General Assembly Rejects McAuliffe's Changes to Victim Protection Bills

Earlier this week, Governor Terry McAuliffe sent substitute bills as amendments to HB766 and SB626.  These companion bills would have turned a protective order into a temporary concealed handgun permit (CHP) until the victim was able to secure a permanent permit.  McAuliffe's substitute bills turned these bills from a victim protection bill to a predator protection bill by allowing judges to arbitrarily deny the temporary permit, requiring the victim to have already applied for a CHP before the protection order was requested, basically making the victim have to know ahead of time that they are going to need a protective order and thus apply for the CHP in anticipation of the violence against them, and requiring the victim to have already completed the firearms training needed to get a CHP, but prohibiting the use of the online option that other CHP applicants can currently use.

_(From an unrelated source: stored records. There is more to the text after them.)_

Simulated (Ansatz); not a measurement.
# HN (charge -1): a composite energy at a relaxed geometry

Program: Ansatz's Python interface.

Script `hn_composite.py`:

Today, the State Senate rejected the Governor's substitute on a vote of 11-29 but fell six votes short passing the bill in it's enrolled version, meaning that had they done so, the Governor would have had no further options to stop the bill from becoming law.  Several Democrats changed their vote from when the bill originally passed as the bill originally passed with a veto proof margin.

The House of Delegates however not only rejected the Governor's substitute 28-71 then went on to pass the bill in it's enrolled form on a vote of 66-33.  Unfortunately, when the bill got to the Senate, it met the same fate as the Senate bill, falling six votes short of the 2/3 majority needed to pass. The actions are now communicated back to the Governor.